# cheapest shopping cart (that I can build from scratch)



## cody (Oct 28, 2006)

Hi, I'm having my friend build my online product pages from scratch with html.
What is the cheapest, or free, shopping cart, that I wouldn't have to use their cart layout. I dont want a layout, I wanna have it built from scratch for the cheapest price.
advise?
thanks


----------



## pwapparel (Feb 16, 2007)

Paypal buttons would allow you complete control. Although you wouldn't have the same features of inventroy, etc.


----------



## marcelolopez (Jul 16, 2007)

With Zen Cart (as well am many others out there) you can go as far as your skills ( or your friend's skills) allows. 
They are highly customizable, free e-commerce packages.
And the price is good, free.
There is not point in try to re-invent the wheel.
As the previous poster said, with an e-commerce package you have inventory capabilities, and a zillion more cool features.


----------



## splatkin (Nov 8, 2008)

Magento is completey customizable if you need it, or know how, and it's loaded with features, and it's free.


----------



## rainbrunn5 (Oct 20, 2008)

OXID eSales | OXID eShop Community Edition | Products


----------



## GRFXARMY (Apr 23, 2007)

I have set up my store with Oscommerce and its all free with alot of community support.


----------



## lindsayanng (Oct 3, 2008)

I use oscommerce as well and LOVE it.. there are more addons than Zen Cart, but Zen Cart coems with a few things already installed.. In my opinion, oscommerce has a lot more room for growth IF you rely on pre-written addons.. If you are going to custom code things (which seems almost useless if it already has been done and is available) than ANY opensource cart is good.


----------



## Mar (Feb 13, 2008)

Try www.appee.com.


----------



## jkruse (Oct 10, 2008)

Big Cartel Bringing the Art to the Cart


----------



## orangealexander (Nov 27, 2008)

As a professional art director in the interactive advertising space, I struggled with this question for a while. My first site was a straight HTML site, utilizing the shopping cart within the PayPal umbrella. I quickly realized that this was quite annoying for my customers. The PayPal shopping cart opens in a new window in the browser, and was confusing some visitors. 
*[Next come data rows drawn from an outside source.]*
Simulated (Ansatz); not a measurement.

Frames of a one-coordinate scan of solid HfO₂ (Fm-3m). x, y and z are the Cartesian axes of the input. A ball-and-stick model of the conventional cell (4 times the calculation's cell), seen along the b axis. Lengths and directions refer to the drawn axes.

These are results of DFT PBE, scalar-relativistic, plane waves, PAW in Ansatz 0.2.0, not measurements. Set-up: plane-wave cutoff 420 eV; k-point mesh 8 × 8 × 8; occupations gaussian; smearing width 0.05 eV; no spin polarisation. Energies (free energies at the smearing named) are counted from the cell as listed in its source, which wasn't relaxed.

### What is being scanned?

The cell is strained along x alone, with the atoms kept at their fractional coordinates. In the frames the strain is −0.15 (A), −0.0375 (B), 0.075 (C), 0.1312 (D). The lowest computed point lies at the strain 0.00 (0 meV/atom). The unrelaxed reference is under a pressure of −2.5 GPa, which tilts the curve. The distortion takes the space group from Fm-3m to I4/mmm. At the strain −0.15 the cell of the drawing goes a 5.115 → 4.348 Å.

After an exhaustive amount of research, installing OSCommerce, eBay ProStores, ZenCart, Magento, and Joomla (a CMS with PayPal integration), I decided to build it myself, with a little help. If you are familiar with Adobe Dreamweaver, and have a light knowledge of PHP, you can get a plugin that is an eCommerce engine. It's called eCart, from WebAssist. It's a little pricey for a beginner, but it's not outrageous. It allowed me to build the site I wanted, while not having to worry about the shopping cart, checkout pages and a direct tie-in to PayPal.

I have now rebuilt the site for the third or fourth time from scratch (I tend to do this every six months or so). I redesign it because that's my profession, and as the site's number one visitor, I get tired of the look and feel. The site just relaunched about a month ago, and I am already tired of it. It's too simple, and lacks the brand feel that I have tried so hard to build. But, that's my full-time job speaking.

Here's a link to the WebAssist tool. WebAssist eCart Dreamweaver Extension


----------



## cpetrauskas (Nov 29, 2008)

Magento:
Magento - Home - eCommerce Software for Growth, Powered by Open Source

Open source (but not community developed) with a very active and international user base. I investigated a number of other solutions and, in my opinion, until you start spending serious dollars you won't find an out-of-the-box system within an order of magnitude in terms of features and usability. Extremely flexible (and rational) templating system.

C.


----------